Hollywood has embraced John Douglas.
He has been portrayed in three feature films—by William Peterson in Michael Mann’s “Manhunter” (1986); by Scott Glenn in the now-classic “The Silence of the Lambs”(1991); and by Edward Norton in “Red Dragon” (2002). Now, HBO is developing “Mindhunter” (based on his best-selling book) as a weekly series with David Fincher (“Seven”) working as director.
It doesn’t end there. A non-fiction series is in the works about Profilers with Douglas set to serve as on-camera host. And the character portrayed by Lance Henriksen in the TV series “Milennium” 1996) was a John Douglas clone as is the one portrayed each week by Joe Mantegna on the hit series, “Criminal Minds.”
The Hollywood work is fun, but Douglas’ mind never strays far from the reality of the serial killers in our midst. “I used to work as many as 100 cases at a time,” Douglas says, “and I would get death threats on a regular basis. These guys are media savvy; they read about themselves, follow the crime shows, the books, the news. They know what’s going on, it helps feed into who they like to think they are.
“One time, I was working at home, chasing down a serial killer murdering teenage girls. I have two daughters and they were around the age of the victims. This one night, I went upstairs and noticed the door to my daughter’s bedroom was open. I looked in and the bed was empty. I ran downstairs and the front door was ajar and I thought, ‘He found us. He reached into my home and grabbed one of my kids.’ I raced outside, jumped in the car, lights flashing, and sped around the neighborhood. It turned out she was out for a walk with a young boy from the area. It ended well, but it could have easily been the real deal.”

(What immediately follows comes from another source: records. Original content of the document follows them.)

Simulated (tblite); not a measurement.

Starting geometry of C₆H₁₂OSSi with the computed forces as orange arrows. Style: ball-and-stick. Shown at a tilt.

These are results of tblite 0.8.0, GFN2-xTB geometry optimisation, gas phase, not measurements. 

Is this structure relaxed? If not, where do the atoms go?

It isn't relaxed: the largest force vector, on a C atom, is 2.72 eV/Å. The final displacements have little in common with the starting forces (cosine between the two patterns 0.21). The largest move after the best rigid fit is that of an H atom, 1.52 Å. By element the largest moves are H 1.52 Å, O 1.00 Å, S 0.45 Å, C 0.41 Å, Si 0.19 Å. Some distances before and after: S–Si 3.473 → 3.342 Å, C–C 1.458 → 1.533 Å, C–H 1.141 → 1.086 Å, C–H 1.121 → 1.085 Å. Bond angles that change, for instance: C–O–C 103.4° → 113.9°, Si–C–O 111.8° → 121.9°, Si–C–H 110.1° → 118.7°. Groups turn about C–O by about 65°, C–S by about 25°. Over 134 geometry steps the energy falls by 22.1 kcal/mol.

Statistics point out that more than half the unsolved homicides in the US can be attributed to serial killers. They are out there, preying on the innocent, ready to pounce when their craving for blood strikes.
As long as they lurk, John Douglas will be right there, hot on their trail. In the Bureau and out, he remains their greatest threat, the one obstacle none of them ever managed to defeat.
“They all fit a particular pattern,” Douglas says. “The key is to get into that mind-set, read the motives, think along the lines they do and know, sooner or later, they will make a mistake, leave an opening, and that’s when you move in and make the grab.”
It’s a unique combination of instinct and science, behavioral patterns coupled with a killer’s lust. One large, dangerous puzzle waiting to be put together before another innocent life is taken.
There are many working in the field, looking to bring down the evil souls that walk among us.
There is one that stands the tallest.
A serial killer’s worst nightmare.
Fact check: Douglas likes the mood and look of “Manhunter,” enjoyed the performances in “Red Dragon” and thinks “The Silence of the Lambs” is on target, except for one little detail. “Scott Glenn never smiled,” Douglas says. “Not once. Me? I’ve been known to smile now and then.”